Aras PLM:  The Good, The Bad and The Open Source

Aras PLM: The Good, The Bad and The Open Source

My last article Closed Open Source PLM about open source and partially about Aras PLM raised many comments and questions. Some of them specifically came from Marc Lind, who said that after many years of following Aras product and technologies, I’m still missing the main point of Aras.

Good post, although after all these years, seems like you still don’t quite understand what’s going on at Aras. It’s open source for digital process innovation… it’s about complex workflows, data models, biz rules… MBSE, EBOM/MBOM, change processes, NPDI, Digital Twins, Simulation, Additive, Generative, etc, etc, etc. Not about programming O/R mapping routines or Java server calls.  Businesses need the ability to innovate at the process level without all the complexity of the infrastructure/guts. Here’s what we’re doing (Jan 2007) – link.

I thought Aras did a great job at the marketing of Aras Open Source.

“The point is that Aras Innovator is an open source solution. Companies of all sizes can install it and start using it in their environment with an unlimited number of users, without incurring any costs at all”. The Aras business model looks a lot like the approach that Red Hat used to build a valuable business around the Linux open source operating system.

However, Marc actually was not happy about me appreciating Aras marketing.

It’s just funny to me that you call it ‘marketing’. Makes it sound hollow or like BS. You’ve been to our conferences. You’ve talked to Aras users. You’ve seen people discussing approaches, ideas, innovations, solutions. It’s real collaboration – both in person & online. What we’ve tried to do is build a culture/community around best practices sharing to solve the toughest PLM process challenges. We take that very seriously. That it’s not marketing BS. We really feel that’s what it’s all about.

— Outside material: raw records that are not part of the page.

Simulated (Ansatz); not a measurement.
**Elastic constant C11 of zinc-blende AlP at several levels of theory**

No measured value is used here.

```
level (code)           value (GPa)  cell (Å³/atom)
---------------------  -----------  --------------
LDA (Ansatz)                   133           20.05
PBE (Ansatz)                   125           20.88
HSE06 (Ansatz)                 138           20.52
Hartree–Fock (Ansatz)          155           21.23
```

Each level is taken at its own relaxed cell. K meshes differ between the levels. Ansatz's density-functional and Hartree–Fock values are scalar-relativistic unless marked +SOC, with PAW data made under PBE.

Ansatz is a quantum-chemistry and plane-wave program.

I was actually very surprised by Marc placing an equal sign between “marketing” and BS. Marketing, sales, and differentiators are big contributors to the success of any company. In the engineering software, with very complex differentiation criteria, to find the differentiator is hard. Aras found “open source” tag to differentiate combined with a free license. It was very clever marketing.

I think I owe to readers of my blog a full perspective about Aras PLM. There are no ideal products and Aras is not an exclusion here. Every product and technology has its own pros and cons. So, let me share what I think about Aras.

The Good

Aras is one of the newest PLM product created in the pre-cloud era  (end of the 1990s -the beginning of 2000s). The architecture of Aras was influenced by many PLM architectures used by mature PLM products from such as Windchill, Eigner, MatrixOne and few others. I can see Aras certainly learning from many mistakes made in previous PLM systems. Aras invented few very interesting and innovative concepts of XML based flexible data model with stable runtime. Also, Aras leveraged almost two decades of development without need to merge and/or combine the product with other systems as a result of M&A. Aras is mature and scalable system deployed on premise and for hosted IaaS platforms. For the last several years, Aras completed the migration of their browser-based technologies and removed their dependencies from IE stack using Dojo Toolkit.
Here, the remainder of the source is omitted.